The quality and species of firewood matters to me, because my Pennsylvania log cabin has a stone groundfloor. The two-foot-thick walls keep it nicely insulated, but also tend to make it chilly as a well in cold weather, so I pretty much have to keep a log fire going from October to April.
Softwoods, like pine, burn too fast and release too much creosote, drastically upping your likelihood of chimney fires. Insufficiently aged wood, or wood cut live, is heavy to lift and hard to get to burn. You rapidly run through your tinder, starting and re-starting the fire as the moist log smokes at you.
They used to sell wood by the cord –4′ by 8′ by 4′, but nobody really measures in cords today. We buy now by the pickup load.
Jeremy Clarke, in the British Spectator, buys wood in France by the stère, and talks hunting (Outline gets around the paywall):
The other day we ordered a stère from a woodman recommended by an expat English friend. He dumped his load at the foot of the path and climbed up to the house for payment and a drink; €70 a stère is the norm. He wanted €90 and a whisky, ice, no water. I made him a belter and passed it over along with the cash. Would he like to sit? He consented to perch on the arm of the sofa. Our elderly bitch, deeply asleep on the sofa, was woken nostril first by the combination of rare and unusual scents emanating from this thick-set man in his mid-fifties.
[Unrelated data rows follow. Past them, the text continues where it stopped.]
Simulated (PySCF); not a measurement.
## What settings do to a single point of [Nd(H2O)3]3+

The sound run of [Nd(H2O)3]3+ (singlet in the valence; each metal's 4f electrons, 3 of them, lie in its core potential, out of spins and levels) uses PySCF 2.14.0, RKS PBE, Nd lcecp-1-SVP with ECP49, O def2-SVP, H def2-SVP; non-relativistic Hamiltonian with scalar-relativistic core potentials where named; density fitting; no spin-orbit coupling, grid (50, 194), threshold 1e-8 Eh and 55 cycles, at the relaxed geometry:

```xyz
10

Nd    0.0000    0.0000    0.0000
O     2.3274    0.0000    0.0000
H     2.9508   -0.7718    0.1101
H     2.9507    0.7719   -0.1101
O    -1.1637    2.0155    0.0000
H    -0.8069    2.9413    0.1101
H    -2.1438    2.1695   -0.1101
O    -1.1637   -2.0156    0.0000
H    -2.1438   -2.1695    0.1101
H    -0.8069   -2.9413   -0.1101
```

He managed his heavy-bottomed whisky glass with an exaggerated delicacy that looked a bit like parody. But his expectant conviviality suggested a previous acquaintance with the expat English bourgeoisie, who, for all their faults and absurdities, offer strong spirits at 10 o’clock in the morning and defer obsequiously to the opinions of a man of the woods and forests. Then Catriona came in and sat and accepted a whisky also.
The woodman had noted with approval the stuffed boar’s head wearing Ray-Bans fixed above the side door. This moved the conversation in the direction of boars and boar-hunting and it turned out that we were entertaining the president of a local boar hunt. He owns 19 hunting dogs, a small arsenal of rifles and shotguns, and only yesterday had organized an 80-gun shoot followed by a wood-cutting session and piss-up. Another whisky, young man, we said? The empty glass was smartly presented while our old dog fastened her nose to his trousers.
Catriona interrogated him about his sex life. He was currently living with a much younger woman, an obstreperous vegetarian, he said. Then, suspiciously: we weren’t ecologists, were we? (An ecologist in his book was a shorthand term of abuse for an animal rights supporter.) I put it on record that I was not an ecologist and in fact had taken part in a boar hunt in which the chef had one leg shorter than the other and three dogs were gravely injured by boars’ tusks during the course of the day. Ah, said the woodman. His dogs were fitted with Kevlar jackets. Expensive but he no longer spends half the time sewing up his injured dogs.